Martin Taylor 2012.09.21.08.14 --

[Martin Taylor 2012.09.20.16.58]
RM: OK, then the error signal is then proportional to the variable

that I call output in my models. In the model I would code this as:

e = r-p
if (e<-t) or (e>t) then o = 0 else o = g*e

where t is the threshold for producing an error signal and g is the gain.

MT earlier: The second line should be

if (e<-t) or (e>t) then o = 0 else o = g*sgn(e)*|e-t|

where sgn(e) = -1 if e<0, else sgn(e) = +1, and |x| is the absolute value of x.

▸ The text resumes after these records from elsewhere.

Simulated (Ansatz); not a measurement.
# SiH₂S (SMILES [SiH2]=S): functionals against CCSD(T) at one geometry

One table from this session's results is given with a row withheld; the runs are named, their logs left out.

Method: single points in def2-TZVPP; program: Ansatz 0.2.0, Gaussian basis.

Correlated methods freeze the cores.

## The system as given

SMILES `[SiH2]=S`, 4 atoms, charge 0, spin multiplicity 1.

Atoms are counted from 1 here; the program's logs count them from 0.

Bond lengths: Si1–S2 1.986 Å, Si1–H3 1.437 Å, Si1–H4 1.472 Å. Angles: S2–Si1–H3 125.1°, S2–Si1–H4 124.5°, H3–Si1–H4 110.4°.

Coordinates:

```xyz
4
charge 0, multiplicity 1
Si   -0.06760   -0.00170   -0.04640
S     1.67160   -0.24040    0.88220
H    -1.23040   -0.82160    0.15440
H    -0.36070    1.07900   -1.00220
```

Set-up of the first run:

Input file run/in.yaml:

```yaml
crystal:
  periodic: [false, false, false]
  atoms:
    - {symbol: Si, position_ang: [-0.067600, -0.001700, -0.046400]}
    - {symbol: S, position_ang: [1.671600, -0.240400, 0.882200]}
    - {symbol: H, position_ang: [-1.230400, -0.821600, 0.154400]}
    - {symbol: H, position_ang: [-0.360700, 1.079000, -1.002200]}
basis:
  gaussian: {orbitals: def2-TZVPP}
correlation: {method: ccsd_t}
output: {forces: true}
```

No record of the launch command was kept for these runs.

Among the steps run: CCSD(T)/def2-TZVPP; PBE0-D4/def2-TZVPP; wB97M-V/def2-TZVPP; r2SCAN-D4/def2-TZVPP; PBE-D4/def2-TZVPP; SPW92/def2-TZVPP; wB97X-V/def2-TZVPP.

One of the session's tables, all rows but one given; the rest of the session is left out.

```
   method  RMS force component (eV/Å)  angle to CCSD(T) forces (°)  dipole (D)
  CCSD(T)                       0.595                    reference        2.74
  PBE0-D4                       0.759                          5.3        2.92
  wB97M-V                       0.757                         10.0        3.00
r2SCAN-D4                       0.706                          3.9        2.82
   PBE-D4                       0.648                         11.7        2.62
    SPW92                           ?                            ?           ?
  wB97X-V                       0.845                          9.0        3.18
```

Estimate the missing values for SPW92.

MT: I didn't read carefully enough. Sorry about that. It should read:

IF (e>-t) AND (e<t) THEN o = 0 ELSE o = g*sgn(e)*|e-t|

BP: This would work better if you say

if abs((r - p)) < t THEN e = 0 ELSE e = r - p.

If the output function is an integrator, you want the output to hold constant when e = 0, not to reset the output to zero.

That's what I intended. You may have been confused because I was using Rick's notation in replying to him. In Rick's notation "o" was the output of the comparator, and e was defined as r-p.

However, you don't want the output of the comparator to be r-p when you are outside the dead zone, because that implies a discrete jump at

r-p|=t from no attempt to influence the error to a strong attempt to

influence it, whereas the graph shows the comparator output to be 0 +- gain*epsilon at |r-p| = t+epsilon. Can we agree on:

if abs((r - p)) < t THEN e = 0 ELSE e = g*sgn(e)*|e-t|

reverting to the conventional notation in which e is the comparator output and (r-p) is not given a letter as a single variable?

I used both versions (yours and my amendment to yours) in simulations back when we were doing the sleep studies. I don't remember which gave more human-like results, but there was a difference in the fits. The data are probably still around, somewhere, but are likely to be on a retired but not discarded computer if I ever retrieved them from DCIEM.

Martin

···

On 2012/09/21 1:59 PM, Bill Powers wrote:

[From Bill Powers (2012.09.21.1605 MDT)]

Martin Taylor 2012.09.21.17.33 --

BP earlier: This would work better if you say

if abs((r - p)) < t THEN e = 0 ELSE e = r - p.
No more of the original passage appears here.